Advice for up and coming creators
Reading a lot of fellow pros go off on social media lately about the state of comics and/or their careers. Complaints about compensation, fans, and treatment by companies. It’s disheartening and completely avoidable in my opinion. So for those hoping to break in one day, here’s a bit of advice. I don’t pretend to be the authority on any of this, just some things that have been working for me for years and I don’t see any reason why they can’t work for you. And while this focuses heavily on comics, I think a lot of it can apply to other creative fields.
1) Be nice! It’s simple really but I’m shocked by the amount of people that don’t follow this. It takes so little effort to be kind and I’ve found that 99.9% of fans and editors will return the kindness in full. This isn’t to say you should be a push over but please, thank you,and I’m sorry go a long way.

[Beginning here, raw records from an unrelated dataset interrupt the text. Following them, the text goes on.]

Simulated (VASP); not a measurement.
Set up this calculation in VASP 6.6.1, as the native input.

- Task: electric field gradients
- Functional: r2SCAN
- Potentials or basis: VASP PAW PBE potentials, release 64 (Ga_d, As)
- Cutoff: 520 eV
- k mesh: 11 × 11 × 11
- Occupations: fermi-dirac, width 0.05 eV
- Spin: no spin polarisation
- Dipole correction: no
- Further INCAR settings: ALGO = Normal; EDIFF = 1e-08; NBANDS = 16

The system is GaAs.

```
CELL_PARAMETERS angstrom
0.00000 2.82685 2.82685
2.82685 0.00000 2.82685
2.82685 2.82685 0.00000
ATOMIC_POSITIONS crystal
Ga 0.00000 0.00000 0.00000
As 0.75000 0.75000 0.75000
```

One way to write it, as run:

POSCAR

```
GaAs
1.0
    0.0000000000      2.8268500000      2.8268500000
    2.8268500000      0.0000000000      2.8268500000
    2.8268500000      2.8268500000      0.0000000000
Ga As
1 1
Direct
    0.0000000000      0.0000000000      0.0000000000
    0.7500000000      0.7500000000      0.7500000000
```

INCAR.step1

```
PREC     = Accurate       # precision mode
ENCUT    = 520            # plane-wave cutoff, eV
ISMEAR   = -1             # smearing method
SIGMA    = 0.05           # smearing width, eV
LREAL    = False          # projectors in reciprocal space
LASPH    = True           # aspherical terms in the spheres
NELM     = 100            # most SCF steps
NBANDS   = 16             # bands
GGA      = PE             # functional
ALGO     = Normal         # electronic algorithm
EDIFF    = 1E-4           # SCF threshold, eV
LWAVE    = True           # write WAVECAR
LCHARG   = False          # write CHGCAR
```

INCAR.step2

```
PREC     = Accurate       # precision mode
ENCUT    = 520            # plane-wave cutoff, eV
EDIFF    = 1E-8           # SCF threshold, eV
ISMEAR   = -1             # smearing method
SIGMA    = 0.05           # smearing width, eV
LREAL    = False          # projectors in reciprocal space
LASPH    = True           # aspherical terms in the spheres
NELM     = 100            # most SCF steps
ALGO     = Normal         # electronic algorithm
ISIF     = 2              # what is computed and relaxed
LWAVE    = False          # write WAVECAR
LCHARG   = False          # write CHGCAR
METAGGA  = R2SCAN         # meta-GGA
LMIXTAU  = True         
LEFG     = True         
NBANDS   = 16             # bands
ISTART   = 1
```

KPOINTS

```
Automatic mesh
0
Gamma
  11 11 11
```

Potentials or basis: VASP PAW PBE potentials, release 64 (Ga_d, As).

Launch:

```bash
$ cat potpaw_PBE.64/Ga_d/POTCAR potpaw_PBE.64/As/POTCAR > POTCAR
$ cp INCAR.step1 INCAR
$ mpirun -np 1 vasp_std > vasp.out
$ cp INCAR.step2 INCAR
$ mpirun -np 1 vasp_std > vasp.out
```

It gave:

2) Be honest! Don’t lie about how much work you’ve completed for the deadline and don’t make bologna excuses why you were late. And don’t make promises you can’t keep. Any editor or fan will tell you that complete honesty is always appreciated over excuses no matter how good. I have never had an editor or fan get angry at me for being honest but I have gotten myself in trouble for making excuses or avoiding calls. You’d be shocked how far “I screwed up, I’m sorry” goes. Editors want to help, they’re on your side but they can’t help you if you’re being dishonest.
3.1) be positive! This is the one that gets people in trouble because it’s easy to fall into negative emotions when things don’t go your way. As a creative person, we often wear our emotions on our sleeve and it can be tough to fight the negative feelings when things aren’t working out the way you planned. Don’t like the project you’re assigned but took it because you need the money? Fake it. Fake it until you make it. I’ve been amazing with how many times I’ve found faking a positive attitude has turned into a real one. And trust me, your editors and fans notice. Having a positive attitude has done nothing but gotten me bigger and better things. And share your positivity! Comment on and encourage other creators and fans. I promise you that it will be returned 10 fold.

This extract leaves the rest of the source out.